Chanan’s Memory

Yesterday, we gathered at the cemetery, as we’ve now done for three years, to remember Chanan Sivan (Chanan Yitzchak Chaim ben Pinchas and Tzipporah). Chanan was Yehuda’s first friend in Israel, and he died at the age of four, three years ago. It has been amazing to watch this family rise from such an incredible tragedy and continue with their lives. Since his death, they’ve celebrated a bar and bat mitzvah, and welcomed a new daughter, Halleli Shir, into their lives.

As we stood at the cemetery yesterday, around Chanan’s beautifully designed grave, Halleli Shir (who is now about one and a half) was dancing around the grave. She kept saying, “Ma Ze?” which means “What’s This?” and pointing to the grave. What a strange thing it will be for her to grow up visiting this site that holds so much tragedy for her family – and that means nothing to her individually.

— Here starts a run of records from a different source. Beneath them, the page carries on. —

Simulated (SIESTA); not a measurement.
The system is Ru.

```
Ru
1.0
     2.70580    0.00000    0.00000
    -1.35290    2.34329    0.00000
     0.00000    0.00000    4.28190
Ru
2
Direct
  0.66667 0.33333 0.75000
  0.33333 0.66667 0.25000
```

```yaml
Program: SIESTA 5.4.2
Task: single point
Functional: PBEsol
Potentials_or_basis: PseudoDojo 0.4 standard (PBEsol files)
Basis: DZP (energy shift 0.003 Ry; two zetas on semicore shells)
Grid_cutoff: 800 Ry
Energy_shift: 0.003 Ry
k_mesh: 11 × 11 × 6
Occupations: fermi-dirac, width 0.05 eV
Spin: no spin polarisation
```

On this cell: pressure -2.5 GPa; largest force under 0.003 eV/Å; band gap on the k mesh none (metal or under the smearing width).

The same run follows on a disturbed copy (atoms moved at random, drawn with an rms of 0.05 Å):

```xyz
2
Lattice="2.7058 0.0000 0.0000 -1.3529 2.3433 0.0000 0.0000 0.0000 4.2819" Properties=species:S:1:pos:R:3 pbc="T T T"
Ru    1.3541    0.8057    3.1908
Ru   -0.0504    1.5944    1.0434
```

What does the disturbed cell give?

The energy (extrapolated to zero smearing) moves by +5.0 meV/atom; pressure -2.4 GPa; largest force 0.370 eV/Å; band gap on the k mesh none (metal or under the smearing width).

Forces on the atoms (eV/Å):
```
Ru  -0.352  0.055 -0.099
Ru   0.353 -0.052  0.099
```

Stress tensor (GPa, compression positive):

Pinny, Chanan’s father, spoke beautifully, as always, as he tried to explain the weird juxtoposition of feeling like Chanan has been gone forever – and for only a day. He remarked about all of the wonderful things that his family has celebrated – and that they’ve done so without their son at their side. While Pinny spoke, Halleli was singing and moving about, and someone tried to pick her up so that she wouldn’t disturb her father’s speech. “No,” Tzippy, Chanan’s mom, said. “Please don’t move her.” I was feeling the same way, and knew that Tzippy would have this reaction. It was such a beautiful thing, really, to hear the laughter of a young child at the gravesite. Here was Chanan’s sister, breathing new life into the family and filling the home with such happiness in the face of such grief.

Pinny mentioned that he often thinks about where Chanan would be now, what grade he would be entering, etc. I, too, often think about Chanan in this way, particularly as I watch Yehuda catch a ball, enter another grade, complete a task, or win a belt in karate. If only…if only…if only. And, of course, I felt guilt, mixed with gratitude, when I returned from the grave to kiss my little boy – the one that I’m lucky enough to still have here, at my side.

As Pinny said – you absolutely and completely never know what life is going to bring. All that we can do is try to live each moment as well as possible. May Chanan’s family continue to gain strength from his beautiful memory and to carry on in their lives as an amazing example to the rest of us of faith, compassion, trust and belief.

And may we only be together in the future for smachot (celebrations).

0 thoughts on “Chanan’s Memory

  1. Amen, dear friend. I read this with tears in my eyes, not just because it is so beautifully and tenderly written, but because it evokes a memory. Another four-year-old from long ago comes into my mind. And whenever Soldier Boy goes through another adventure or life-cycle even, I think of that dear little neshamele. May these memories be for a blessing.